By Ling-Mei Wong
By day, Phil Amara teaches fourth grade at the Josiah Quincy Lower School.
By night, he battles masked villains and saves villages from doom.
“The Treehouse Heroes and the Forgotten Beast,” Amara’s first picture book, was published November 2011. Five young superheroes and their teacher reside in a tree house. They band together and rescue the magical Zez from the evil General Moon.
The book features lush watercolor drawings, illustrated by Lucasfilm animator Alina Chau. Amara, a former comics editor, came up with the story’s concept and would bounce ideas off Chau. Unlike a traditional storybook with the illustrations filled in after the writing, Amara and Chau created the words and pictures together.
“There are lots of good artists with technical skill, but not everyone is a collaborator,” Amara said. “It was a match between me as a creator and Alina as an artist.”
The Treehouse Heroes combine their superpowers — incredible strength, shape shifting, remarkable speed, teleportation and a voice like the wind — to help others. While the book has magical elements, it incorporates team work and environmental awareness as well. When the Zez is freed, it brings an old tree to life and flourishes when people care for the land.
“We both believe to make a good story for kids, it doesn’t need to be violent, vulgar or outrageous to get children’s attention,” Chau said. “It’s a good story that kids can learn a lesson from. They are not reading it because they must learn, but because it’s fun.”
The book’s look is based on traditional Chinese art. “The Zez character is based on the qilin,” Chau said. “The bad guy, General Moon, is totally inspired by Peking opera costumes.”
Chau has worked on 3-D animation for “Star Wars: The Clone Wars,” but the Treehouse Heroes book was the first time she had so much input into the final product. “Working with Phil is very fun,” she said. “It’s very hard to find a creative partner or collaborator because artists have a strong style or vision. But Phil and I, we have similar taste and philosophy, especially in writing books for children.”

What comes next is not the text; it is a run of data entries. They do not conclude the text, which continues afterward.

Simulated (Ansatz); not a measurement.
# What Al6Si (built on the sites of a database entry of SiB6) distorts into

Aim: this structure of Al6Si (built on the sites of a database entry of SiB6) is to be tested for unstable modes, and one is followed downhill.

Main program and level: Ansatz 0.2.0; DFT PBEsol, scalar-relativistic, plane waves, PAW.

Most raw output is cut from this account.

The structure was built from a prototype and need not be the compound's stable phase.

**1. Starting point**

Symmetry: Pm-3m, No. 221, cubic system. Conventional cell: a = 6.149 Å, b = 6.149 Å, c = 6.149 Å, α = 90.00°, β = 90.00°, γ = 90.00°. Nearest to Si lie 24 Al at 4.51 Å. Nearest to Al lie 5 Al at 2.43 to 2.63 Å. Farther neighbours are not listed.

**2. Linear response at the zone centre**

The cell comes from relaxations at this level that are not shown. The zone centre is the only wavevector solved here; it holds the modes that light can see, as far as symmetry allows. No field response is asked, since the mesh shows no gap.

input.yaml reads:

Amara and Chau established several guidelines for the Treehouse Heroes. First, they wanted superheroes that were unlike ones from DC Comics or Marvel. Second, they wanted kid-friendly heroes that appealed to both genders — not just boys — with heroic qualities, such as helping others. Finally, the book was set in ancient times, reflecting Amara’s love of Asian mythology and Chau’s Chinese heritage.
“We want kids to relate to the characters,” Chau said. “We brainstormed with all kinds of ideas and developed the concept into Treehouse Heroes.”
For Amara, the book combines his passions. “This came from two sides of my brain. One is the teacher side that wants to create something my fellow teachers and I can use in class,” he said. “The other side is I wanted to take the next step after comics.”
There may be more Treehouse Heroes books to come. For the first book, Amara hopes it entertains children and inspires them. “What the heroes realize is magic is one part, but the rest is up to you,” he said.